2.2.2 SQL can’t do multi-dimensional operations

"Relational databases simply can’t do some forms of multi-dimensional queries because of limitations in SQL and the relational model. The two-dimensional model is not intuitive and is difficult to use because it requires joins across many normalized data sets and the user needs to understand a complex database schema. In addition, SQL is not designed to perform time series analysis or complex mathematical functions."

Arguments like this assume that SQL is the interface that the user has to deal with, and that the data structures users see are the raw tables and columns in the database. Users would have to have the knowledge of the database designer to make sense of this, and the expertise of an experienced SQL programmer. This argument assumes the logical model shown to users must be the same as the physical one that the data is stored in.

There is no reason why the user interface to data analysis should be a direct mapping onto the physical structures used for data storage, in fact, because of the complex nature of OLTP database schema design, we actually need to do exactly the opposite if users are ever to exploit the potential in their data - we need to hide the physical structures and SQL access mechanism from the end user. Tools such as Discoverer use a meta-data layer to hide the relational design of an application from users and to present information in business, rather than technical terms. By extending this meta-data layer and making it active, rather than passive, we can provide most multi-dimensional operations directly against the relational database. This is explained further in the next section.

2.2.3 SQL can’t do some sorts of multi-dimensional queries

"Multi-dimensional operations such as ranking (top 10, bottom 10), percentage change (growth on same period last year), rolling averages and cumulative totals do not come naturally to SQL. SQL is inherently non-procedural and cannot be used for these forms of analysis."

Although these types of operations are often found in sophisticated OLAP tools, there is nothing inherently multi-dimensional about them, and all of the above could equally be applied to a one-dimensional relational query. Since these operations are not (currently) supported directly by SQL there are three options for a multi-dimensional/relational tool:

Implement the function in the front end tool
This is the most obvious choice for cumulative totals, percentage change and other similar reporting type functions.

Generate the necessary (complex) SQL to implement the function in the server.
For some operations this can be more efficient, requiring fewer rows to be returned to the client.

Extend the meta-data to provide more direct support
This is useful for direct support of things like ranking, which can easily be stored against pre-computed summary data.

2.2.4 Users have to understand joins and complex schemas

"Relational databases hold information in normalized form requiring users to have knowledge of relational keys and understand how to join tables together."

Again, this assumes that the user interface to data analysis is limited to the schema of the application database . The End User Layer^(TM) meta data used by Discoverer handles these and other data structure issues by :

Grouping associated data into Business Areas that users are familiar with, such as Human Resources, General Ledger and Departmental Information.

Hiding database concepts such as tables, views, and synonyms by displaying a straightforward list of objects in each business area.
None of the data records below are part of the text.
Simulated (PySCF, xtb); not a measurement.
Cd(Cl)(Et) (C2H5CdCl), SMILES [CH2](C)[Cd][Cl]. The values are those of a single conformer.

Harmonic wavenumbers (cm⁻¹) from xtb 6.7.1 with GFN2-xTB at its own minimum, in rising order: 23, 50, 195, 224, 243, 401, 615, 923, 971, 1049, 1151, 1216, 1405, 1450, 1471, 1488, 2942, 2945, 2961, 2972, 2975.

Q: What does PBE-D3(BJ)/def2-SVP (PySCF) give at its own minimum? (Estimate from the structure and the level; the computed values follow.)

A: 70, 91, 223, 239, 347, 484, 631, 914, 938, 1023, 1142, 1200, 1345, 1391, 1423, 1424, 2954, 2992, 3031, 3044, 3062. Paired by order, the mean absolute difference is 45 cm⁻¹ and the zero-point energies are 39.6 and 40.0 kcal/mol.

Renaming objects and adding text to explain the meaning of information.

Creating automatic joins between objects to hide the relational structure of the data.

Defining drill relationships to automatically retrieve more detailed information.

Section 3 describes how this meta-data is further extended with Oracle Discoverer, and made active to provide multi-dimensional functionality.

2.3 Benefits of using RDBMS for MD operations

If the multi-dimensional capabilities required by most business users can be met using a relational database as the data store, then there are significant benefits in terms of cost, maintenance, training and system administration.

OLTP and warehouse data held in the same database

Wide choice of hardware platforms

Utilize existing database skills

Only one system to backup and maintain

Users see up to date data

Open access to a wide variety of software tools

Ease of integration with OLTP production systems

Robust in dealing with very large databases

3. Extending the Relational Model

3.1 The End User Layer

If the relational model is extended through the use of an active meta-data layer, then we can retain all the advantages of using a relational database, whilst providing an additional user interface to the data through a multi-dimensional query and analysis tool. This is the role of the End User Layer in Discoverer.

In Oracle Discoverer, the active End User Layer stores and processes meta data which enables a multi-dimensional view of data to be presented to end users, and manipulated through a multi-dimensional interface. The RDBMS is treated simply as a repository for data, with the End User Layer handling all the mapping between the relational schema and the multi-dimensional model.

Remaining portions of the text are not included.